1 Introduction

Grids of theoretical stellar spectra providing models at low and high metallicities are indispensable for modelling the chemical evolution of the integrated light of stellar systems from theoretical isochrones used to describe the time-dependent stellar population. However, even the combined uses of available modern stellar libraries in evolutionary synthesis studies (e.g. Buzzoni 1989; Worthey 1994; Bressan et al. 1994) have been handicapped by intrinsic inhomogeneities and incompleteness. Furthermore, one of the most serious difficulties arises from the fact that the synthetic spectra and colors provided by most theoretical libraries still show large systematic discrepancies with calibrations based on spectroscopic and photometric observations. This is particularly true at low effective temperatures for which an accurate modelling of the stellar spectra requires important molecular opacity data which are not yet completely available. Ultimately, these limitations lead unavoidably to serious uncertainties in the interpretation of the population model.

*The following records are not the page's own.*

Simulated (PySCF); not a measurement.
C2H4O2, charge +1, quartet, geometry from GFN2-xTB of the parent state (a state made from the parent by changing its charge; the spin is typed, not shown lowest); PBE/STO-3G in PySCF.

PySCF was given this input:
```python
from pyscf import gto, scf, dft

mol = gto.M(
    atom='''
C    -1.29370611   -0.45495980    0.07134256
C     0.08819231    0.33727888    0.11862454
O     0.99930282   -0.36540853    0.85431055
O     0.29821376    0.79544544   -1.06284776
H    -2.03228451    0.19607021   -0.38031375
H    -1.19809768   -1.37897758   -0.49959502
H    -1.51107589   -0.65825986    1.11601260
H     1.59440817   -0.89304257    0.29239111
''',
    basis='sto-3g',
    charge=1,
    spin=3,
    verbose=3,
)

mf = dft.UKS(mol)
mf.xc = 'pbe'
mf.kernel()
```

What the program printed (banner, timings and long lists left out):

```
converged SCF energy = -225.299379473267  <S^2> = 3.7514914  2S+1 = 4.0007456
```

In order to overcome these major shortcomings, we have undertaken the construction of a comprehensive combined library of realistic stellar flux distributions intended for population and evolutionary synthesis studies. A preliminary version of such a standard grid was presented in Lejeune et al. (1997, Paper I, referred to hereafter as LCB97), along with an algorithm developed for correction and calibration of the (theoretical) spectra. In this previous grid, M dwarf models, which are important for the determination of mass-to-light ratios in stellar populations, were missing. We present here a more comprehensive library which incorporates these dwarf spectra. The construction of this basic combined library is presented in the following section. The empirical $T_{\mathrm{eff}}$-color relations in UBVRIJHKL photometry, required to calibrate the spectra, are presented in Sect. 3. Section 4 is dedicated to the correction of the theoretical spectra; in particular, we also examine the properties and the limitations of the method used when applied to the M dwarf models. Finally, we summarize the main properties of this new standard library in view of its synthetic photometry applications.